24/06/2009

Turning Point (by Bowering Sivers)

I'd never heard of Bowering Sivers. I wasn't sure I even believed her name was real when Amazon recommended this book highly to me. And, as it turns out, her real name is the much more likely-sounding Brenda Bowering. She's apparently well-known as a children's writer, which perhaps accounts for the modern and slightly bizarre-sounding psueudonym.

I was looking forward to a light, humorous novel when I started 'Turning Point', based on the reviews on the front cover, one line of which states: 'It bubbles with humour on every page.' The blurb on the back sounded good too: Ruth re-thinks her life, and has to decide what to do about two young men who come into her life....
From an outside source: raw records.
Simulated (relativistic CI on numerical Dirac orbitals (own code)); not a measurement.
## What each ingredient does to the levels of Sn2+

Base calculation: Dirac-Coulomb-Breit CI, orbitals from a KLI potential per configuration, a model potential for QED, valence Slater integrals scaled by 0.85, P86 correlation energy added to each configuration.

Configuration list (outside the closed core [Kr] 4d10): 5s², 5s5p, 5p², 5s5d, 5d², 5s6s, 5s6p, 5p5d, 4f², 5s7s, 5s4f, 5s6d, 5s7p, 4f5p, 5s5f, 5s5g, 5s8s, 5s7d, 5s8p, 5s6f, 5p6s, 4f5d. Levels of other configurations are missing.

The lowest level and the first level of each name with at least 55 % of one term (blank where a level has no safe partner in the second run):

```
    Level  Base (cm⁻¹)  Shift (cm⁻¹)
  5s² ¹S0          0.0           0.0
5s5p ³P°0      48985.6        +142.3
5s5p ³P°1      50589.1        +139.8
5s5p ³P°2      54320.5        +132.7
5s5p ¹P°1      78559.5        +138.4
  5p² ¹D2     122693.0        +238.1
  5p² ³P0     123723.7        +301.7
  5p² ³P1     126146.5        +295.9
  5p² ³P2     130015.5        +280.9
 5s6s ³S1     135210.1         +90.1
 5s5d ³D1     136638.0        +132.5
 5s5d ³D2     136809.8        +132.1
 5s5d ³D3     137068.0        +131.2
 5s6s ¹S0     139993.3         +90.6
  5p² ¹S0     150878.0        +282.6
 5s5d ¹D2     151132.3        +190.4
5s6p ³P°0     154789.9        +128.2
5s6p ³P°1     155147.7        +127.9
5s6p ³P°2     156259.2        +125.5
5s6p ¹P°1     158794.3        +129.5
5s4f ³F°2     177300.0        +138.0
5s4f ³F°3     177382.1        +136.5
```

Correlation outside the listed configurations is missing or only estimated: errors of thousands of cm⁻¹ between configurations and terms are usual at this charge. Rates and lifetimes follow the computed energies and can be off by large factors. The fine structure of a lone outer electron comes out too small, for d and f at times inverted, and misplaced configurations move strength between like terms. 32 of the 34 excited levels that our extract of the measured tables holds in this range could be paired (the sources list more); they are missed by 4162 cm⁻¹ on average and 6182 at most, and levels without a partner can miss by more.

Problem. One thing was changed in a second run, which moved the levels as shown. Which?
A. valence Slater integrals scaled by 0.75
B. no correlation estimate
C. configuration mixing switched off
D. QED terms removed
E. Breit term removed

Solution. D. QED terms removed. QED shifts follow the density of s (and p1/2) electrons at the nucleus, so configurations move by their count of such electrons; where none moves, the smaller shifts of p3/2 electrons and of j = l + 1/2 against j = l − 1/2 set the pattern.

Ruth is 44. As the novel opens, she is recovering from an unexpected heart attack. She is single, although she nearly got married over twenty years previously. But now she lives with her widowed mother, with whom she has a strange and somewhat co-dependent relationship. The heart attack is the catalyst for some re-thinking of her future, and an attempt to get out of the rut in which she finds herself... although she's reluctant to do so.

She's aided in this by a rather charming theatre director called Ian, one of the young men mentioned on the back. But she is equally hampered by her spoilt brother Matthew, who is a struggling and very selfish actor. While their mother seems to rely on Ruth and manipulates her into staying with her, it's Matthew who is given financial hand-outs and allowed to behave as badly as he wishes. I really didn't like Matthew at all.

I did like Ruth, however. Just as well, since it's her story. Unfortunately I found most of the other characters to be rather typecast and flat. The story flowed fairly well - I kept reading to find out what happened, although it wasn't the most inspiring writing - but I could see the climax of the book coming some time before it did. And I didn't find much to laugh about. Yes, Ruth's occaional ascerbic wit and terrible self-esteem sometimes made me smile, but I certainly didn't find any bubbly humour. Rather the reverse, I felt. Ruth's situation was quite depressing.

The ending then happened rather quickly, and much too neatly. I like threads being tidied up at the end of novels, but they didn't hang together in this book. Both Matthew and Ruth appeared to change character in the final pages,leaving me a little bewildered.

Still, it's not bad for light, easy reading, for anyone who enjoys women's fiction, particularly if you have any interest in the theatre. I was pleased that, compared to many modern novels there is very little bad language, and only a couple of fairly mild bedroom scenes.

I may well read it again in five or six years, and perhaps will like it better second time around. Most reviews I've seen of this book were overwhelmingly positive, so it's entirely possible I've missed something.